Thursday, October 17, 2013

Doc Hastings -- Common Sense for Congress?

Prior to the impasse over reopening the government after the Republican manufactured shutdown, a majority of House members went on record saying that if given the opportunity to vote, they would support a "clean" continuing resolution.

According to the standing rules of the House, any member could have brought the CR to the floor, a vote would have been taken, and the shutdown would have ended early, or perhaps avoided altogether. Much of the damage to the economy and to people’s lives could have been prevented.

However, on the eve of the shutdown, the House Rules Committee slipped through a resolution (H. Res. 368) denying members their long-standing privilege and giving that right exclusively to House Majority Leader, Eric Cantor, R-VA.

This was a shameless attempt by Republicans, pressured by their TEA Party caucus, to undermine the Nation’s democratic processes. Only nine House Republicans had the courage to vote against this travesty. Doc Hastings (R-WA) was not one of them. Doc Hastings, who was elected to represent a district (WA-4th) whose very existence as a viable economic entity depends mightily on the federal government, abandoned the interests of his constituents and bowed to the more extreme elements of the Republican Party.

Common Sense for Congress? Hardly.


Anonymous said...

...and in the end, Hastings listened to the opinions of most of his WA-4th constituents and voted to reopen the federal government, ensure seniors and veterans in his district received their benefits, and the thousands of Hanford employees in his district were able to continue carrying out their important cleanup work.
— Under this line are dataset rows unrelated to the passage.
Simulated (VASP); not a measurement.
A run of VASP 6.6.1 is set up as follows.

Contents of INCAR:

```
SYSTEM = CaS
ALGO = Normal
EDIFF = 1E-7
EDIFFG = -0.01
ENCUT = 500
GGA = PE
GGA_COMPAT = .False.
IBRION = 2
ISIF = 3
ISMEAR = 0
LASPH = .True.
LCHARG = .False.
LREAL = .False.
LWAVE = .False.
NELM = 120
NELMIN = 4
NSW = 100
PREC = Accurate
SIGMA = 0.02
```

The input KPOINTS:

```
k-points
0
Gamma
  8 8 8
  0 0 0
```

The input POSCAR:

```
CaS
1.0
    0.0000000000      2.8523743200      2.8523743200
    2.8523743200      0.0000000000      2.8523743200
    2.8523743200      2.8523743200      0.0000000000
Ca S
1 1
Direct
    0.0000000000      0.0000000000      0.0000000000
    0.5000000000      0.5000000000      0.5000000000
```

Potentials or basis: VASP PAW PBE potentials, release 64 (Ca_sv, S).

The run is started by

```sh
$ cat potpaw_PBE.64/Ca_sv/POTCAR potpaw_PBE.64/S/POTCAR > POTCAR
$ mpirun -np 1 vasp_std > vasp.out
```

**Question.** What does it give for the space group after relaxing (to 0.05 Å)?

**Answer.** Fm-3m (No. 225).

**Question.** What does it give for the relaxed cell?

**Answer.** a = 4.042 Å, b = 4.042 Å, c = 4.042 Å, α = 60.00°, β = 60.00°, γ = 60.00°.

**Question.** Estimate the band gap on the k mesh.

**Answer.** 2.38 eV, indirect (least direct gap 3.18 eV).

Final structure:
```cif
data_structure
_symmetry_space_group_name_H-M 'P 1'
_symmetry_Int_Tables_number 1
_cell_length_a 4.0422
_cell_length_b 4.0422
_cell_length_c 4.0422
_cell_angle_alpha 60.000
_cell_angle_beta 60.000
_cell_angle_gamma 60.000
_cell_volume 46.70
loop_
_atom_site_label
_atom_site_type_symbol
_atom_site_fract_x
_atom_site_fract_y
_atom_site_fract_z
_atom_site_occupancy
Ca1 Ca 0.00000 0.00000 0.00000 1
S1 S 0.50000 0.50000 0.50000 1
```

Richard Badalamente said...

But first he voted to deny his colleagues in Congress, from either side of the aisle, the privilege of bringing a CR to floor. After delaying the reopening of the government for weeks, and after the hapless attempt to delay/defund the ACA, he, along with other WA Republicans, went along with Speaker Boehner, and voted for a CR ending a shutdown that cost the US an estimated $24b, put hundreds of thousands of people out of work, disrupting lives and livelihoods, and caused veterans in college to drop out or consider dropping out because they couldn't be sure they'd receive their VA ed. benefit. So, yeah, thanks for nothing.